Gate Theatre, London – until 11 March 2023
Receiving its UK premiere nine years after bursting onto the Off-Broadway theatre scene, Robert O’Hara’s multi-faceted, zesty, fierce chefs kiss of a play bowls in like the cheeky elder sibling of Michael R Jackson’s Pulitzer and Tony-winning A Strange Loop and this Broadway season’s succès d’estime Ain’t No Mo’.
All three pieces in turn owe a debt of gratitude to, and can trace a through line back to George C Wolfe’s 1986 The Colored Museum, epoch-making in its depiction of what it means to be Black in contemporary America. All four shows are essentially ambitious collages rather than traditional plays, and make their potent points with rollicking good humour, vibrant theatricality and moments of shock engineered explicitly to discomfort and wrongfoot their audiences.
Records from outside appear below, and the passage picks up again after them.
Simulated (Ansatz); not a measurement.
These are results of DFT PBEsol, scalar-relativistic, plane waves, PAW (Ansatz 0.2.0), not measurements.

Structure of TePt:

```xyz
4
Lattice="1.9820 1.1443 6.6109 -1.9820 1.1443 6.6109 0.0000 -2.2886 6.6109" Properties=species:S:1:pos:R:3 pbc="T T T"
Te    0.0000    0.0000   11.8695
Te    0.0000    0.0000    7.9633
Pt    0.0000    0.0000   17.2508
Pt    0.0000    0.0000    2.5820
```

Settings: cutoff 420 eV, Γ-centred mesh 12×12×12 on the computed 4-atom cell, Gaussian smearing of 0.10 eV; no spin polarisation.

O’Hara’s text, in common with Jackson’s masterpiece, also explores, with fabulous flamboyance, bracing intelligence and a willingness to chart dangerous waters, the intersection between being Black and gay. The result is something fiery, troubling, wildly entertaining, and occasionally impenetrable.
If Tristan Fynn-Aiduenu’s high-spirited staging initially seems to be intent on keeping us at one remove from the text by specifying neither the locations nor the scene titles the playwright provides (“Drinks And Desire”, “Conference”, “Ceremony”), and filling the open playing space with designer Milla Clarke’s vast, unadorned platform through, upon and around which, the variety of characters burst, sparkle and slay (the original production had multiple detailed sets), this abstract “less is more” approach eventually pays off.
For a start, the deliberate lack of specificity forces us to engage and listen, although that’s not easy at first: the acoustics of the Gate’s new Camden home aren’t the best, rendering significant portions of early parts of the show at best sixty percent intelligible, at least from where I was sitting. More importantly, it encourages the audience to use their imagination to fill in the blanks, and that, in tandem with bold performance choices, constant breaking of boundaries between cast and audience, and O’Hara’s extraordinary writing, freebasing between cerebral and outrageous, is where Bootycandy acquires its genuine power and specialness. If you don’t know what the title means, well…just you wait.
In a stroke of satirical brilliance, O’Hara binds together the bewilderingly disparate strands of the first half into a Black writers workshop, presided over by a blithely insensitive white moderator (“I’m wondering what you are hoping the audience comes away with after seeing your work?”), where it appears that everything we’ve so far seen has come from the pens of these people. It’s an intriguing, illuminating conceit that brings us up short.
Mainly though, Bootycandy is a splintered, meta-theatrical trawl, part celebratory, often brutal, through a variety of life experiences for Sutter, a Black gay Candide-like figure, seen in a variety of states and situations, ranging from questioning child to opinionated writer to sexual adventurer, that interrogate his place in the world and the way that this world perceives him. Prince Kundai, in a hauntingly impressive London stage debut, acutely charts Sutter’s progress from wide eyed innocence to hurt, rage, cynicism…it’s a hell of a role and it gets a hell of a performance. Kundai nails the comedy and the pain, and unflinchingly conveys Sutter’s dangerous edge alongside his cuddlier side, but is also unafraid to make the character fascinatingly unknowable when required. He’s a star in the making.
Just as inspired is Luke Wilson in a variety of roles, but especially joyous as a preacher whose audience-baiting sermon explodes in a riot of unexpected camp, and deeply touching as Sutter’s potty-mouthed and surprisingly switched-on Grandma. He’s worth the ticket price by himself. Roly Botha emerges as a thrilling shapeshifter, funny and chilling, and DK Fashola is a firecracker presence in a variety of roles, but nowhere better than as a mouthy, spicy maternal figure who attempts to shame Sutter into “manning up” in a scene that starts out as lethally funny but ends up just being lethal. At the performance I saw, assistant director Tatenda Shamiso was on with the script in place of an indisposed Bimpo Pachéco and was utterly fabulous, barely glancing at the script and matching the bravura of the other performances.
Exhilaratingly original and pleasingly ambitious in scope and execution, this is the theatrical equivalent to having a bucket of cold water thrown over you: it takes you out of your comfort zone, it’s refreshing, a bit shocking and might leave you trembling. Enthusiastically recommended, this Bootycandy is sweet and salty.